#### Name: Stuti Upadhyay
#### Campus ID: XT81177
#### Instructor: Chalachew Jemberie

# Week3 -Python Basic Skills on Real Datasets

The homework assignment is focus on foundational Python skills, using built-in functions and data structures without relying on external libraries like `pandas` or visualization tools. 

## Homework1:Analyzing Census Income Data

**Objective**: Write Python functions to load, process, and analyze a subset of the "Adult" (Census Income) dataset to extract insights using only basic Python data structures and functions.

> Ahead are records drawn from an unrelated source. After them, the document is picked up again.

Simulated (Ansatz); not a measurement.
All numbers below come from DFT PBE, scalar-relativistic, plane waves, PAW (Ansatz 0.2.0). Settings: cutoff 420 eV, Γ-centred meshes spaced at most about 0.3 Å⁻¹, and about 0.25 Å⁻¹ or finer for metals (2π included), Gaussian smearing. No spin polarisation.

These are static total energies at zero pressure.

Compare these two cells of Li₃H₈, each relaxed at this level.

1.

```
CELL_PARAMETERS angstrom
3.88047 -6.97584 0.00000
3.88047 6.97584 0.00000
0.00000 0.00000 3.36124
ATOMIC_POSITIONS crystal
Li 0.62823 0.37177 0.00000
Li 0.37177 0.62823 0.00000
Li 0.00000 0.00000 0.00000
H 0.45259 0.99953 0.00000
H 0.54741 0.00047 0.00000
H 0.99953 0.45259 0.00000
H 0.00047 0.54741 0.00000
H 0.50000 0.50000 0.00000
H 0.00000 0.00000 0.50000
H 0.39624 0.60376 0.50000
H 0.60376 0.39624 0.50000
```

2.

We'll use the **"Adult" dataset** for a data analysis task that can be completed with basic Python.

#### Task Overview

1. **Data Loading and Processing**:
   - Write a function to read the dataset from a CSV file and store it in a list of lists (or a list of dictionaries, if you're comfortable with dictionaries). Each inner list/dictionary should represent a single person's information.
   
2. **Data Cleaning**:
   - Write a function to clean the dataset (e.g., replace missing values represented by "?" with `None` or a relevant placeholder).

3. **Basic Analysis**:
   - Write functions to calculate:
     - The average age of individuals in the dataset.
     - The distribution of individuals by education level (i.e., the count of individuals for each education level).

4. **Income Level Analysis**:
   - Write a function to determine the percentage of individuals making more than $50,000 a year, grouped by education level.




#### Dataset Details

- You can download a simplified version of the dataset, which includes a subset of the columns: [Download Sample Dataset](https://archive.ics.uci.edu/ml/machine-learning-databases/adult/adult.data)

- Consider using a smaller sample of the dataset for ease of testing.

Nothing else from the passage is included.